How CVM handles local storage disconnectivity with the global detach policy

CVM behavior for a local failure depends on the setting for the detach policy, and the number of plexes affected.

If the failure does not affect all nodes, the failure is considered to be local. Local failure could occur on one or more nodes, but not all nodes. The I/O failure is considered local if at least one node still has access to the plex.

If the detach policy is set to global, and the failure affects one or more plexes in the volume for one or more nodes, CVM detaches the plex. The global detach policy indicates that CVM should ensure that the plexes (mirrors) of the volume stay consistent. Detaching the plex ensures that data on the plex is exactly the same for all nodes. When the connectivity returns, CVM reattaches the plex to the volume and resynchronizes the plex.

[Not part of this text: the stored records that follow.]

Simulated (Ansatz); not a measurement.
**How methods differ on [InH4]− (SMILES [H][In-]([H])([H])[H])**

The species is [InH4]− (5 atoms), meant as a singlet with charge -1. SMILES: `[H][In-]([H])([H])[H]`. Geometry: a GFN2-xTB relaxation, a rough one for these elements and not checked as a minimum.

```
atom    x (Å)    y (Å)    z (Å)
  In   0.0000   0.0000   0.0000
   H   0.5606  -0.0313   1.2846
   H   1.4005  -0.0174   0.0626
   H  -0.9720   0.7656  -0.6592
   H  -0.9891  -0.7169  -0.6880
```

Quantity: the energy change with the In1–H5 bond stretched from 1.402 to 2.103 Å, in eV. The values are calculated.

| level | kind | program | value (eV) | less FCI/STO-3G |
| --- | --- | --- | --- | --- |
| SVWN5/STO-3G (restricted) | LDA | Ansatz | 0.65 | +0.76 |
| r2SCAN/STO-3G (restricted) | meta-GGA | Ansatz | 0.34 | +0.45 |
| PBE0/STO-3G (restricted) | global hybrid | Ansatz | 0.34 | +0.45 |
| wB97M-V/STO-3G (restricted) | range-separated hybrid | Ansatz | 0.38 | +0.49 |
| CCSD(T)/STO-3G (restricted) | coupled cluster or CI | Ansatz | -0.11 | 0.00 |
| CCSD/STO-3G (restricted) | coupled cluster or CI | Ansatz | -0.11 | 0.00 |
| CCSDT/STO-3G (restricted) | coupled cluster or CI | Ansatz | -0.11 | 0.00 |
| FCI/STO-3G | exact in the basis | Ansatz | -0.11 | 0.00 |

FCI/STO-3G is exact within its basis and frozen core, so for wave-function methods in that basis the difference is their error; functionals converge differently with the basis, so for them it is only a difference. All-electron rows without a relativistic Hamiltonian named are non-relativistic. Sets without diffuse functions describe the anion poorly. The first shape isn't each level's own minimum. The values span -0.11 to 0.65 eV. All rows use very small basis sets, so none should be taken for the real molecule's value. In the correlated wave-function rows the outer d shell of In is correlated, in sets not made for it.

Figure: How CVM handles local partial failure - global detach policy shows how CVM handles a local partial failure, when the detach policy is global.

Figure: How CVM handles local partial failure - global detach policy

How CVM handles local partial failure - global detach policy

The benefit with this policy is that the volume is still available for I/O on all nodes. If there is a read or write I/O failure on a slave node, the master node performs the usual I/O recovery operations to repair the failure. If required, the plex is detached from the volume, for the entire cluster. All nodes remain in the cluster and continue to perform I/O, but the redundancy of the mirrors is reduced.

The disadvantage is that redundancy is lost, because of the detached plex. Because one or more nodes in the cluster lose connectivity to a plex, the entire cluster loses access to that plex. This behavior means that a local fault on one node has a global impact on all nodes in the cluster.

The global detach policy also requires the overhead of reattaching the plex. When the problem that caused the I/O failure has been corrected, the disks should be re-attached. The mirrors that were detached must be recovered before the redundancy of the data can be restored.

If a node experiences failure to all of the plexes of a mirrored volume, the I/Os fail to the volume from the local node, but no plexes are detached. This behavior prevents the behavior wherein each plex was detached one after other and the volume was disabled globally.